A basic introduction to Moran’s I analysis in R

This is a standalone tutorial used in one of my courses. It introduces students to the Moran’s I analysis as well as some basic mapping features using tmap. This exercise also compares ArcMap’s Moran’s I results to those from a Monte Carlo simulation. For an overview of Moran’s I, see my lecture notes.

We will make use of the following packages: sf for importing the shapefiles, tmap for creating choropleth maps and spdep for implementing the Moran’s I analysis.

library(sf)
library(spdep)
library(tmap)

Loading and exploring the data

The following chunk loads the data (as an sf object) from the github site.

# Load the shapefile
s <- readRDS(url("https://github.com/mgimond/Data/raw/gh-pages/Exercises/nhme.rds"))

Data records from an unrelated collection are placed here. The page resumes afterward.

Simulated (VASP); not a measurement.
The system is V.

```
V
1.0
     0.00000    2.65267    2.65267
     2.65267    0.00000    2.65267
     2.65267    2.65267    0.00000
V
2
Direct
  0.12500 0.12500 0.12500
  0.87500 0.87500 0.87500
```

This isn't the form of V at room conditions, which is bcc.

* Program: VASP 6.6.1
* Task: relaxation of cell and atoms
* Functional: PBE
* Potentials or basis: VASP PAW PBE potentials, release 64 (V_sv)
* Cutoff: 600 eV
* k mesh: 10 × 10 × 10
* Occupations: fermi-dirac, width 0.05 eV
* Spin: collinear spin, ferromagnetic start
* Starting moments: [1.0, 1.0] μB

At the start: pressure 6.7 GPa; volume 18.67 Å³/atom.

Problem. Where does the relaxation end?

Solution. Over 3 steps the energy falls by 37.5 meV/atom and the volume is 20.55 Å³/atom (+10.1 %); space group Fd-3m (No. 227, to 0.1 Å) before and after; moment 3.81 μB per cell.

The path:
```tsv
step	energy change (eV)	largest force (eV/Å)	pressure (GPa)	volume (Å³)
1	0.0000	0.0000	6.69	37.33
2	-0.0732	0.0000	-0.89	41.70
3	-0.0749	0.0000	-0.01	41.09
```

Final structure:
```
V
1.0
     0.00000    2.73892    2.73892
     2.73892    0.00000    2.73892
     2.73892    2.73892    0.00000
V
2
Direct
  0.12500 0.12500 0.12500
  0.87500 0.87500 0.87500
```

If you want to load a shapefile from a local directory, simply use the read_sf() function as in

# Only run this chunk if you are loading a local shapefile
s <- st_read( "NHME.shp")

To list the column names associated with the object’s attribute table, type:

names(s)

[1] "NAME"       "STATE_NAME" "POP10_SQMI" "AVE_HH_SZ"  "AVE_FAM_SZ"
[6] "Income"     "House_year" "geometry"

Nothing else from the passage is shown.